By Ovunc Kutlu
NEW YORK (AA) – Global ratings agency Fitch Ratings downgraded Turkey's long-term foreign currency rating Friday to 'BB' from 'BB+' with a negative outlook.
Fitch said in a statement that it believes downside risks to macroeconomic stability have intensified due to a widening of the country’s current account deficit.
"In Fitch's opinion, economic policy credibility has deteriorated in recent months, and initial policy actions following elections in June have heightened uncertainty," it said.
The agency said it expects the current account deficit to widen to 6.1 percent of GDP in 2018 due to higher fuel prices and higher household consumption.
"The fall in the lira, combined with Fitch's forecast of lower oil prices and the ongoing tourism recovery, will cause the deficit to narrow to 4.1 percent in 2019," the statement said.

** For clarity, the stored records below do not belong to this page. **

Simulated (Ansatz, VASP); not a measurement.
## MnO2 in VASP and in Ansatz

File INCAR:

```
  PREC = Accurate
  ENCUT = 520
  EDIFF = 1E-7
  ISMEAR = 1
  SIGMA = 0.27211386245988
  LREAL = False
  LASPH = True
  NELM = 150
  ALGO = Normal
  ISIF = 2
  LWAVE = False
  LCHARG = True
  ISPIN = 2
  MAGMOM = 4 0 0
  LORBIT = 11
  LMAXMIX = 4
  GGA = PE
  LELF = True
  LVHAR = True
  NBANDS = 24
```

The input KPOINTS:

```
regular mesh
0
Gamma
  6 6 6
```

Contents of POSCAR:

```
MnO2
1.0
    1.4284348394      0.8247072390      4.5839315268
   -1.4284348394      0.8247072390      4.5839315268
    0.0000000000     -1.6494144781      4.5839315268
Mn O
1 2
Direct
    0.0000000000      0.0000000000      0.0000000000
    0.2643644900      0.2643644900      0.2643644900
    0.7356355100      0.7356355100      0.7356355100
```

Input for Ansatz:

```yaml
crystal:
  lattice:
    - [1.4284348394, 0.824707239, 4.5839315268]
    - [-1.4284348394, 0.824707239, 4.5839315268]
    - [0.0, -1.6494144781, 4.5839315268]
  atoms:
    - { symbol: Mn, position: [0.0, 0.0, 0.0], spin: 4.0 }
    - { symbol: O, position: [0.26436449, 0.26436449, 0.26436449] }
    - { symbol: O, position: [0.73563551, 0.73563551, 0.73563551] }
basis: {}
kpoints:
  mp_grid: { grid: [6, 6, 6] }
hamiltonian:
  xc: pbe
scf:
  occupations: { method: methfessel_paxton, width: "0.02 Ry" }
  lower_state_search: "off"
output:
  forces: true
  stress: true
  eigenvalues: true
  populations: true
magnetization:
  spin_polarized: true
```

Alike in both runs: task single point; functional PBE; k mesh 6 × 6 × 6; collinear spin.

Fitch said Turkey's large gross external financing requirement leaves it vulnerable to shocks.
The agency, however, said healthy external demand, a continued recovery in tourism, infrastructure spending and employment growth would support the economy.
The economy is forecast to grow by 4.5 percent in 2018 and 3.6 percent in 2019, according to Fitch.
"Turkey is a large and diversified economy with a vibrant private sector," the ratings agency said.